Article 32, paragraph 2 of the Income Tax Code 1992 provides that when a company director rents a property to their own company, the portion of rent exceeding 5/3 of the non-indexed cadastral income × revaluation coefficient is automatically requalified as director's remuneration. This anti-abuse mechanism aims to prevent directors from receiving income as rent (less taxed) rather than as remuneration.
The non-indexed cadastral income (NCI) appears on your tax assessment notice. For the requalification rule of Art. 32 §2 ITC 92, it is multiplied by a revaluation coefficient set annually by SPF Finance — distinct from the indexation coefficient used for ordinary personal income tax. The ceiling is then calculated as NCI × revaluation coeff. × 5/3.

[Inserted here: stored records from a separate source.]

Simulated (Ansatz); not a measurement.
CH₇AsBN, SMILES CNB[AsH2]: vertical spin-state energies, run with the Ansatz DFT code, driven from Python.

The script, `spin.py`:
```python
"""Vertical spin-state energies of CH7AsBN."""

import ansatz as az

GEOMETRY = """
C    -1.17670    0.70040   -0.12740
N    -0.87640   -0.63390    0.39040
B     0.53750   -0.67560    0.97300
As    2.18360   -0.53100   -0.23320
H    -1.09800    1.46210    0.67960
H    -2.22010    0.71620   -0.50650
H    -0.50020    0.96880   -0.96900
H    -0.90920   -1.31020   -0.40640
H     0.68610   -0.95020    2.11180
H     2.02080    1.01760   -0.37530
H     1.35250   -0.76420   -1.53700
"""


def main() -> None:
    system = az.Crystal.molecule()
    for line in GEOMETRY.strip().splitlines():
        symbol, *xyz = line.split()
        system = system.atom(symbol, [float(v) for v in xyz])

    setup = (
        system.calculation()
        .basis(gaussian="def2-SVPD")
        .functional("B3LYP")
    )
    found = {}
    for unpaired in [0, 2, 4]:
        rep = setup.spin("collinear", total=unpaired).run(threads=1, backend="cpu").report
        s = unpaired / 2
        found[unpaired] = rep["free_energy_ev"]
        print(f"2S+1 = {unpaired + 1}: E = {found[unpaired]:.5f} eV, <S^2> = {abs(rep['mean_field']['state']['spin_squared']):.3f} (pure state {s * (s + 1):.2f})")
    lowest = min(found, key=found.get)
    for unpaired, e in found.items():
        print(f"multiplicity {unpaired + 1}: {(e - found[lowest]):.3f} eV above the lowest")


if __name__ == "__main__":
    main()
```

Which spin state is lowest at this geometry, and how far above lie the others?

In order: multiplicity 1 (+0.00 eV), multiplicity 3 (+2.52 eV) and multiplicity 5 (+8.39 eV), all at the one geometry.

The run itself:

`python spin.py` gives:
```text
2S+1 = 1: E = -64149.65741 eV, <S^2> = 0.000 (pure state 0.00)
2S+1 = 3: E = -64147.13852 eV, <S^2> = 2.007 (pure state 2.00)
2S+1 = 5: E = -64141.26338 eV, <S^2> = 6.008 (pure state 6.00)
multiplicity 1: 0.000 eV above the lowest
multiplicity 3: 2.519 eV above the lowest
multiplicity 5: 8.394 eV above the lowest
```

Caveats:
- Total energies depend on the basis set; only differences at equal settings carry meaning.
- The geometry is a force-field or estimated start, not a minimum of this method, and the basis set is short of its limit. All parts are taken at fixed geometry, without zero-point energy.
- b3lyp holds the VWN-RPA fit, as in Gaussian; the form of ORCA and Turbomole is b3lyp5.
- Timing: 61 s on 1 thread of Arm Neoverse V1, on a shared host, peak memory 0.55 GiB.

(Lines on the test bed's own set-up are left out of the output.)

Official coefficientss : 2027 : 5,75 · 2026 : 5,63 · 2025 : 5,46 · 2024 : 5,37 · 2023 : 4,86 · 2022 : 4,63 · 2021 : 4,60.
The requalified portion is taxed as director's remuneration under personal income tax, not as real estate income. This entails: (1) application of the marginal PIT rate (up to 50%), (2) director's social contributions (~20.5%), (3) possible professional withholding tax, (4) in case of tax audit: fines and late interest. The company, for its part, can only deduct the non-requalified portion as a professional expense.
Several strategies are possible: (1) Reduce the rent below the 5/3 revalued NCI ceiling, (2) Reassess the NCI if undervalued (procedure with SPF Finance), (3) Rent only the professional part of the property (office, etc.) and calculate the ceiling on that part only, (4) Sell the property to the company to avoid renting, (5) Consult an accountant to find the most suitable structure for your situation.
Yes. Requalification also applies when the property is held by the director's spouse, legal cohabiting partner, or minor children who occupy the family home. The tax administration may consider that the director is the real economic beneficiary of the rental, even if the property is formally in the name of a family member.
In the case of furnished rental, the rent must be split into two parts: the real estate part (the bare property) and the movable part (furniture and equipment). Only the real estate part is subject to the requalification rule of Art. 32 §2 ITC 92 and compared to the 5/3 indexed NCI ceiling.
The movable part is taxed as movable income at the liberatory withholding tax rate of 30% — often more advantageous than the marginal PIT rate.
Practical allocation: The breakdown must be realistic and justifiable (detailed furniture inventory, market value, etc.). The tax administration may challenge an excessive movable share. In practice, the 60/40 rule is commonly applied: 60% allocated to the real property, 40% to furniture and equipment.
When the property is held jointly between the director and their spouse, only the director's share is subject to the rule of Article 32 §2 ITC 92. The spouse's share, where the spouse is not a director in the company, is taxed as ordinary real estate income, without requalification risk.
Example: If the property is held 50/50 and the total rent is €20,000/year, only the €10,000 attributable to the director is compared to the ceiling. This can allow the admissible rent to be doubled without exceeding the limit.
Warning: if the spouse is also a director in the same company, both shares will be subject to the rule, nullifying the advantage of joint ownership.